Moreover if we compose a morphism with label x^{-1} y with a morphism with label y^{-1} z we get a morphism with label x^{-1} z = (x^{-1} y) (y^{-1} z), so labels multiply under composition

#### Reid Barton (Nov 07 2019 at 22:20):

So if we form the quotient EG/G, we get the category BG with one object and one morphism for each element of G, where composition of morphisms corresponds to multiplication in G.

#### Reid Barton (Nov 07 2019 at 22:21):

Now, let's look at simplices of the nerve of EG. An n-simplex of the nerve of EG is a functor from [n] = the category {0 -> 1 -> ... -> n} to EG.

#### Reid Barton (Nov 07 2019 at 22:21):

But in EG there's a unique morphism between any two objects, so this is just given by a function from {0, 1, ..., n} to G.
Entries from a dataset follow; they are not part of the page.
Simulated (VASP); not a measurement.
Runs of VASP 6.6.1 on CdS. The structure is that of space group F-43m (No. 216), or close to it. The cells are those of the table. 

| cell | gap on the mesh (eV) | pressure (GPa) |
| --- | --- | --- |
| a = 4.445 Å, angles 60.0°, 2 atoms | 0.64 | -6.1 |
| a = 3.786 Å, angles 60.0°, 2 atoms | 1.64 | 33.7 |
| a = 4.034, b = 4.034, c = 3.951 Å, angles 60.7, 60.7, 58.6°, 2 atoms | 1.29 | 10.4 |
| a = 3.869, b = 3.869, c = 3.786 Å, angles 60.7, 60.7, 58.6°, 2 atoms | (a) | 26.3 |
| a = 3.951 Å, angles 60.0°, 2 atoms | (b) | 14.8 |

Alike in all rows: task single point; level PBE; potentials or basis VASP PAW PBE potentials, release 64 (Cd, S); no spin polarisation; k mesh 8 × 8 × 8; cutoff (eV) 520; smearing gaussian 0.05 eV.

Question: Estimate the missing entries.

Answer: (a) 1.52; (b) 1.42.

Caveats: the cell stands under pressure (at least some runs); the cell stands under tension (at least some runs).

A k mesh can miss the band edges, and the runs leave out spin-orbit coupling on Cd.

#### Reid Barton (Nov 07 2019 at 22:22):

The image of this simplex under the projection EG -> BG is now a functor from [n] to BG. In BG, there is just one object so the only interesting information is where the n morphisms 0 -> 1, 1 -> 2, ..., (n-1) -> n go. For each one I have to give an element of G.

#### Reid Barton (Nov 07 2019 at 22:23):

If my original simplex was described by (x_0, ..., x_n) then its image in BG is described by (x_0^{-1} x_1, ..., x_{n-1}^{-1} x_n).

#### Reid Barton (Nov 07 2019 at 22:24):

In the other direction, if I have a simplex in BG (g_1, ..., g_n), then one of the simplices that it is the image of is (1, g_1, g_1 g_2, g_1 g_2 g_3, ..., g_1 ... g_n), and the others are given by left multiplication by any g in G.

#### Reid Barton (Nov 07 2019 at 22:24):

So that is where the formula you were asking about comes from.

#### Kevin Buzzard (Nov 07 2019 at 22:25):

I'll need some time to digest this, but thanks (I'm trying to do some topology)

#### Reid Barton (Nov 07 2019 at 22:32):

If M has trivial G-action, then H^*(G, M) is the cohomology of this simplicial set BG = EG/G with coefficients in M. The complex that computes this has C^n = functions from n-simplices of EG/G to M, or from n-simplices of BG to M. Correspondingly this gives functions defined on (fin (n+1) -> G) / G or fin n -> G, with the above rule for translating between these representations. In this case, because M has trivial action, the former can also be thought of as G-equivariant functions from fin (n+1) -> G to M.
If M has nontrivial G-action, then I guess you need to say something about local systems and it's not quite as easy to relate group cohomology to simplicial cohomology.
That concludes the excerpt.